As I wrote yesterday (here), our local Culinary Historians' summer dinner will have the theme of food during World War II. Therefore, I've been reading about the way that Americans coped with wartime shortages, rationing, and patriotic demands to make do with less. Support for the war effort was broad and deep, beginning on Sunday, December 7, 1941, when the attack on Pearl Harbor definitively brought the nation into the war that was already ongoing in both Asia and Europe. Even individuals who were quite young remembered where they were and how they heard the news, and (for children) how their parents reacted.

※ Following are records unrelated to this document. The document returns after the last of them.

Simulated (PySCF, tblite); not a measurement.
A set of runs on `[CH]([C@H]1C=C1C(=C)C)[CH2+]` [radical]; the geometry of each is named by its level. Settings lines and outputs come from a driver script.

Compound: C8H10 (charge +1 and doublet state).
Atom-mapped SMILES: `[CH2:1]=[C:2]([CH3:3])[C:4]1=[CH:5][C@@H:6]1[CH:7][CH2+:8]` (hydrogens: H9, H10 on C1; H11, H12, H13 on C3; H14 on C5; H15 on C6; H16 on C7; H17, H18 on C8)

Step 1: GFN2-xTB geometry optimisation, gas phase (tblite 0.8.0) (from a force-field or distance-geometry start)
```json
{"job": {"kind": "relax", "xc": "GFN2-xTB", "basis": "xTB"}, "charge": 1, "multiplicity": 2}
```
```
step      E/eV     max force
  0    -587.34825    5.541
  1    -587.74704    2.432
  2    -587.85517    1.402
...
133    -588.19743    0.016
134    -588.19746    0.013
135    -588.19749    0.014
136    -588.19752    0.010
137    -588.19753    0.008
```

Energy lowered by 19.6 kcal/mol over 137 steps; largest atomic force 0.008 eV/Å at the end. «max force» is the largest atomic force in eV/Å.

Creating Price Controls and Rationing
"There was an enormous opportunity for expanding output as distinct from raising prices. In the war years, consumption of consumer goods doubled. Never in the history of human conflict has there been so much talk of sacrifice and so little sacrifice. ... The war... had almost unanimous support from the people. There was a strong objection to people who tried to circumvent controls. There was a black market, but it was small. There were troublesome moments in the case of meat, but there was a great deal of obloquy attached to illegal behavior." (Terkel, p. 323)
Terkel's interviewees mainly discussed other, broader issues about the war, but a few mentioned rationing and how their communities dealt with it. For example, he interviewed a woman named Sheril Cunning, who was seven years old when the war started, and was living in Long Beach, California. She said:
"My mother and all the neighbors would get together around the dining-room table, and they'd be changing a sugar coupon for a bread or a meat coupon. It was like a giant Monopoly game. It was quite exciting to have all the neighbors over and have this trading and bargaining. It was like the New York Stock Exchange." (Terkel, p. 238)
|The text on this War Ration Book warns against trading coupons!|
Another woman, Georgia Gleason of Seneca, Illinois, described working in a restaurant that fed 900 to 1200 factory workers. Her view was;
"What bothered most people about the war was the rationing. They couldn't have everything they wanted. But they all survived it. It was fun, being young, with all that excitement." (Terkel, p. 311)
What did rich people do?
"The food-shop people these days are so bent on showing new substitutes for practically everything on earth that they hardly give you a chance to keep up your acquaintance with old standbys, even though many of these seem to be holding out nicely. Wartime pâtés de foie gras, for example, are all right for what they are, and their makers can be congratulated for showing such resourcefulness, but that's not saying a wartime pâté will do any more for a dry Martini than a bit of anytime smoked trout."
Hibben continues this article with a number of recommendations for merchants in New York that were offering high-quality smoked fish. I don't need to belabor the point about how different this is than the things I've read giving advice to ordinary housewives!
Here's Hibben's advice about entertaining despite rationing: her column from June 12, 1943, subtitled "Doing Nicely" --
"Now that the panic about running short of ration points is over, most people are realizing that, by making a few adjustments it still is quite feasible to entertain in a modest way. Mussels may have to be substituted for roast beef and duckling for a leg of lamb, but for those who prefer a little butter in the company of good friends to more butter all by themselves, rationing and guests can be made to go together quite nicely. The fact is, and we might as well face it, that hostesses who use rationing as an excuse for not inviting us to dinner probably weren't going to invite us to dinner anyway."
A long discussion of how to supply one’s dinner guests with a variety of mixed drinks, such as the julep, then follows. Hibben mentiones that "stocks of bourbon are running mighty low and… getting hold of a drinkable gin has been a chore for some time." Oh, the problems of rich people! I found these little vignettes a fascinating contrast to the challenges to the common people who just wished they could make a Sunday roast and bake a cake the way their mothers had done. Not to mention those who were even more unfortunate — such as the young American soldiers going to war, the Europeans and Asians whose homes had become battle grounds, and the victims of Nazi persecution and death camps.